The Ten Most Memorable Events of My Twenties: #3

The Ten Most Memorable Events of My Twenties

3. My New York City Life Begins
Fall 2000
Age: 26

I was born in Manhattan, and I grew up about half an hour outside the city. My parents took me there all the time. But I never really explored it much on my own. Then, when I was 14, we moved to Tokyo, and after finishing high school there, I wound up spending most of the next eight years in Virginia. I’d occasionally see Broadway matines by myself during breaks from college and law school, but when I did, I rarely ventured outside midtown.

When I graduated from law school in 1999 at age 25, my plan was to get a job in Manhattan and move there. But things took a strange turn, and I wound up working and living in central New Jersey for almost a year instead. I was perhaps a 75-minute train ride from Manhattan, which meant that I could only visit the city on weekends. And I didn’t even go every weekend, so New York remained on the periphery of my boring life — some distant Emerald City that was close enough to entice me but too far away to be convenient.

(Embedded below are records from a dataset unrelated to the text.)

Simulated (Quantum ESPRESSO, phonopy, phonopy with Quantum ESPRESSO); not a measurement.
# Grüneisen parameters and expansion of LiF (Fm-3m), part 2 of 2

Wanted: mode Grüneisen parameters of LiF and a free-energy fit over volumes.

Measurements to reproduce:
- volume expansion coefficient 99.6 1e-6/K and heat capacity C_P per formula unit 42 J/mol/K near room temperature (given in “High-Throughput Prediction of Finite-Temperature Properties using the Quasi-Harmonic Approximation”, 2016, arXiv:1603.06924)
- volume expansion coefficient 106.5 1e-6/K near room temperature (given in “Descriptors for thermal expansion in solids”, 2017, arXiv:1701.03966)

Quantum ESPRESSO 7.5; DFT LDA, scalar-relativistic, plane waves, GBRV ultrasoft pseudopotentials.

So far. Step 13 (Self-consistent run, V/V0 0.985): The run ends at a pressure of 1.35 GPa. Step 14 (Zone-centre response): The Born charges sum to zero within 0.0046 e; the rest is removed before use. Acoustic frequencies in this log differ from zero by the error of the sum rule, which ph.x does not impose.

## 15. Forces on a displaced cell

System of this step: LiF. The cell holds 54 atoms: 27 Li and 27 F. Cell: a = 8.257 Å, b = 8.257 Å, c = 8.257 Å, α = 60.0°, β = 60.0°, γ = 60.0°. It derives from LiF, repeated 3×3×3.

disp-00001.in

And then in May 2000, I received a call from the New Jersey court system, to which I’d sent my resumé the previous August. I’d never heard from them, and I’d completely forgotten about it. But then out of the blue they called with to interview for a clerkship up in Newark. I interviewed and I got the clerkship, which was to start in August 2000. I was thrilled — I could finally move back up to New York again. For the clerkship, I had to remain a New Jersey resident, but I’d heard that parts of Jersey City had become popular, and it was right across the Hudson from Manhattan, so it seemed like a good place to live.

I didn’t actually get to move into my first apartment there until October 30, but my life began to change once I began working in Newark. From Newark it was worlds easier to get to Manhattan on a weeknight. In September I attended my first Twentysomething meeting and promptly made a good friend.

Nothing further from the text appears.